Hi, Henry.

My understanding: you would like a non-networked raspberry pi that can get
its runtime data from its sdcard, but the sdcard would be useless to
anyone else (encrypted).  Also, if someone were to log on to the device
using usb gadgets, they could not see, copy nor modify any of the sdcard
data.

In the following, I make no attempt to make this setup compatible with
non-linux systems (e.g. partitioning the sdcard, non-fat fs, etc.).  I am
not at my usual workstation, so these are guidelines, not a howto recipe.

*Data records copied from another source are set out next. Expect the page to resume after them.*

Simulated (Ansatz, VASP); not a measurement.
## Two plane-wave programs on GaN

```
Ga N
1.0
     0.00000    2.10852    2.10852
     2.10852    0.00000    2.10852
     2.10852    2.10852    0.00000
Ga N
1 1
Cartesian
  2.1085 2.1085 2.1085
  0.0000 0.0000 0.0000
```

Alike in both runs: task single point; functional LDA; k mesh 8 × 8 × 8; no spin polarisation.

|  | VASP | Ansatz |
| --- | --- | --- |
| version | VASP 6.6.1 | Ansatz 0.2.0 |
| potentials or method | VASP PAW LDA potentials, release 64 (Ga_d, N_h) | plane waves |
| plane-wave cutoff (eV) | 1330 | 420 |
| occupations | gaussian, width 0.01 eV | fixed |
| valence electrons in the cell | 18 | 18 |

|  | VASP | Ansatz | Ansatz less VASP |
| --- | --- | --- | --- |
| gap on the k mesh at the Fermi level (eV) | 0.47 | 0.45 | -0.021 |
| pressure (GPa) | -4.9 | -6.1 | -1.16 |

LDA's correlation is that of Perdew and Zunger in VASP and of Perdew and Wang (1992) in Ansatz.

My suggestion:  partition the sdcard (sda) into a / root fs (sda1) and sda2
for /data, the data of interest.  Use cryptsetup to format sda2 as a LUKS
partition with a convenient (for you) password (password #1) and put your
favorite filesystem on the encrypted device.  If you don't need the bulk
of the sdcard encrypted, you can tailor the proportions of OS (/) to data
(/data) to your liking.

Now here's the neat thing about LUKS that you can exploit when booting
unattended: the LUKS partition can be decrypted by any of up to 8
passwords.  So password #1 could be human-understandable.  Password #2
could be a string that uniquely identifies your raspberry pi, such as its
MAC address or some other random-looking serial number unique to your
device, preferably hard to guess without having the device in your hands.

In your boot scripts, read the MAC address (or something unique) as a
password (#2) to mount the /data partition without user interaction.

Unless someone knows the human-readable password or the machine-specific
string (i.e. using it in the same device), that data partition is
unusable.
Coupling a device to its data card used to be called "marrying".  The data
card only works properly on that one device.

And as for someone logging on with USB devices on a console and looking at
the /data, here is a tip: disable logins without a password.  Networked? 
Same deal with ssh.

Software of interest: LUKS, cryptsetup, cryptmount

Let us know how your project goes!

Best regards,

Stephen Benoit
[email protected]

>> On 13-09-28 02:40 PM, Henry Olders wrote:
>> Hello, all,
>>
>> I want to run my raspi as a device for digital signage, the idea being
>> to display images fullscreen in a slideshow, without any user
>> intervention. I've got that running very well, using the raspbian
>> distro, openbox window manager, and either qiv or feh as the image
>> viewer. The slideshow starts automatically on boot, and runs forever,
>> which is what I want.
>>
>> Here is the problem: my client wants to prevent his images from being
>> copied, including being copied off of the SD card when physically
>> removed from the raspi. Encryption would accomplish this, so I'm looking
>> at getting truecrypt running on the raspi.
>>
>> The difficulty I foresee is that if someone plugs a keyboard and mouse
>> into the raspi when it's running, they can access a terminal emulator
>> which is already logged in as user pi, and (I think) copy the image
>> files out of the truecrypt container into an unencrypted directory.
>>
>> There may also be other security issues that people with more experience
>> know about.
>>
>> Any ideas or suggestions much appreciated!